30 Nov 2009, REUTERS Report
NEW DELHI: India's economy grew by 7.9 percent in the quarter through September from a year earlier, shattering forecasts as stimulus measures boosted demand and manufacturing activity surged.
Here are reactions to the GDP figures:
ATSI SHETH, CHIEF ECONOMIST, MACRO-SUTRA "Our sense is that this was a quarter where we had three excellent factors; abundant liquidity, global recovery and domestic demand was stimulated. So while the headline number has surprised on the upside, it hasn't yet blown all future expectations out of the water." "We think this will be the highest growth rate this fiscal year as agriculture will be a drag in the third quarter, which was the harvest season. We expect a negative number for agriculture in the third quarter.

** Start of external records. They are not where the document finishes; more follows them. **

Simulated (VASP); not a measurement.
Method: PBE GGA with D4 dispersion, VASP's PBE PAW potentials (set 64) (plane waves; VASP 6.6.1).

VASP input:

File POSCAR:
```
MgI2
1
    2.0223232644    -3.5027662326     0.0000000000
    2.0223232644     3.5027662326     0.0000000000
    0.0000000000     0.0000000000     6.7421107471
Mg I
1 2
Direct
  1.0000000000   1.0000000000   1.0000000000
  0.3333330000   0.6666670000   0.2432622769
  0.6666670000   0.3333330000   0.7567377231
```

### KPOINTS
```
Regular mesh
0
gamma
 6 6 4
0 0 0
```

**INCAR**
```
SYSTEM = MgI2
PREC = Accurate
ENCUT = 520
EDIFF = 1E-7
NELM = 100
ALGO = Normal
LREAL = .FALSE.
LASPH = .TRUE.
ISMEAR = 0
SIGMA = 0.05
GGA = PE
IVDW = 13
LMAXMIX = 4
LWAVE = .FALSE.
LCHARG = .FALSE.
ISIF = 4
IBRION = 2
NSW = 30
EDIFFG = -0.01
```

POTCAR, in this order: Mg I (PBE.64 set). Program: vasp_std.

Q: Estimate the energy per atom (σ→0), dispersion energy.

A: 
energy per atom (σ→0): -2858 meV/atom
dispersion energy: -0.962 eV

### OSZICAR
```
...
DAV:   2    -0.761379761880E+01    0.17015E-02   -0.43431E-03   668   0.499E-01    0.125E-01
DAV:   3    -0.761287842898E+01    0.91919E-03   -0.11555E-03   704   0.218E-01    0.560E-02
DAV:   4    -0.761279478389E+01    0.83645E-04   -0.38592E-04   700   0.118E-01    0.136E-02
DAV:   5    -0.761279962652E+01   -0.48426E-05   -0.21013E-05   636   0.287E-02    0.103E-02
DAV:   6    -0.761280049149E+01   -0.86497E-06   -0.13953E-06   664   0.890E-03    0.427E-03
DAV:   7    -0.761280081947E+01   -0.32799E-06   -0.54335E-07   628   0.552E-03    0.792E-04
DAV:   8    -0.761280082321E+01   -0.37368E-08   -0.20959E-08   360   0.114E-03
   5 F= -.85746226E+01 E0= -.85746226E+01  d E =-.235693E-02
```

"On the fiscal side, we think they will remove some measures introduced in 2008 next fiscal year, while the RBI is already poised to raise rates in January. We do not think this number will bring forward or delay the central bank's decision as the situation is yet not clear about the extent of post-festival moderation though it is clear growth momentum is strong enough not to be collapse on account of a rate hike."
RUPA REGE NITSURE, CHIEF ECONOMIST, BANK OF BARODA, MUMBAI: "Numbers are a big surprise, but I still feel there is a concern for sustainability. In the third quarter the agriculture growth is bound to be negative and if the rabi (winter) crop is also a problem, then the overall GDP growth is also bound to suffer."
"We are expecting growth at 6.5 percent with upward bias for the year as a whole. As long as credit doesn't pick up sizeably, the Reserve Bank of India is unlikely to hike rates."
A. PRASANNA, ECONOMIST, ICICI SECURITIES PRIMARY DEALERSHIP, MUMBAI: I think most people had underestimated the services sector growth number. However, we need to watch the farm sector number. This is just the first estimate of the kharif (summer) crop and more estimates will come later. Also, another mitigating factor is government spending. One should look at GDP number setting aside the farm sector.
The non-farm sector, industry and services, are on a strong footing. But I don't think one should overreact as at the beginning of recovery there can be one or two quarters with such surprises." "I continue to maintain that RBI may hike rates by 50 basis points in January and CRR (Cash Reserve Ratio) by 50 bps. Inflation is not out of hand, and I don't expect RBI to do something outside before the January monetary policy."
RAJEEV MALIK, ECONOMIST, MACQUARIE CAPITAL, SINGAPORE: "The strength is mainly from agriculture. Industry performance is broadly in line. While the number is much better than expectations, I suspect the agriculture number will show a decline when revised numbers are announced."
"The December quarter will show agriculture declining, because that's when the harvest shortfall will get captured, but industry is where bulk of the juice is and there was no new information there because monthly industrial data had been doing well in any case." "Overall a very positive report but exaggerated by the performance of agriculture."
"I don't think they (RBI) are going to be swung by what agriculture has done on a technical basis." "We still think RBI would begin liquidity management rather than rate hikes in December-January."